Friday, June 15, 2007

concatenating strings and nulls in SQL

let's start with a table from scratch

create table test(
firstname varchar(10) null,
lastname varchar(10) null
)

we then insert some data (sorry about people with these names)

insert into test values ('john', 'smith')
insert into test values ('john', 'doe')
insert into test values (null, 'perez')

we're ready to concatenate some strings:

select lastname + ' ' + firstname
from test

but we get:

1 smith john
2 doe john
3 NULL

what happened?

in SQL, when you concatenate strings, if one of the strings is null, the result of the concatenation is null.

At first you might think this is bad, but it can actually help you more than it hurts, you just have to know the trick, so what do we do to fix the query?

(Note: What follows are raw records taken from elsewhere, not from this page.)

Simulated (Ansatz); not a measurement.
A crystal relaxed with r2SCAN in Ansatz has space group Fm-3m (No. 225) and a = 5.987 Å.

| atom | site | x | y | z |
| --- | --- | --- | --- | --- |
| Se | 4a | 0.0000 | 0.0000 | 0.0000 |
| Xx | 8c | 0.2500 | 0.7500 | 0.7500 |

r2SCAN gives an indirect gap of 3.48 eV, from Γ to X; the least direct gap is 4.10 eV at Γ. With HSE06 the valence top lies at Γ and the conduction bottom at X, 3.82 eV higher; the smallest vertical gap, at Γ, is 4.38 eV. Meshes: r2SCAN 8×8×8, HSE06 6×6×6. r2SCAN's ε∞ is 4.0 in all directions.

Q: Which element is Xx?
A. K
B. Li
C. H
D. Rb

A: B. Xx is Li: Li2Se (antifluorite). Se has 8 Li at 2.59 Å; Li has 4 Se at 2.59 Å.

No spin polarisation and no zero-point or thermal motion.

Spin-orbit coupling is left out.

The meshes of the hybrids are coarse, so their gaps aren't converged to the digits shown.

select isnull(lastname, '') + ' ' + isnull(firstname, '')
from test

now we get:

1 smith john
2 doe john
3 perez

ok, but how is that helpful?

well, let's suppose you want this format:

lastname, first name

but only if there is a first name, if the first name is null you just want the last name with no comma

let's say there is a rule on the database that the last name cannot be null, so we can write the query as:

select lastname + isnull(', '+firstname, '')
from test

and we get:

1 smith, john
2 doe, john
3 perez

see, I concatenated the comma with the first name, and if the first name is null, the the comma gets eliminated as well

Just one more trick for your bag of tricks

1 comment:

gvvvvvvvv said...

Actually it's recommended you use the more standard COALESCE() function. It returns the first NON-NULL argument that it's given:

select COALESCE(firstname, '') + ' ' + lastname
from test

Personally, I'm a big fan of the COALESCE() function but I should also point out that most of the time columns should be NOT NULL. I've only found useful to have a null-able column when storing dates and measurements.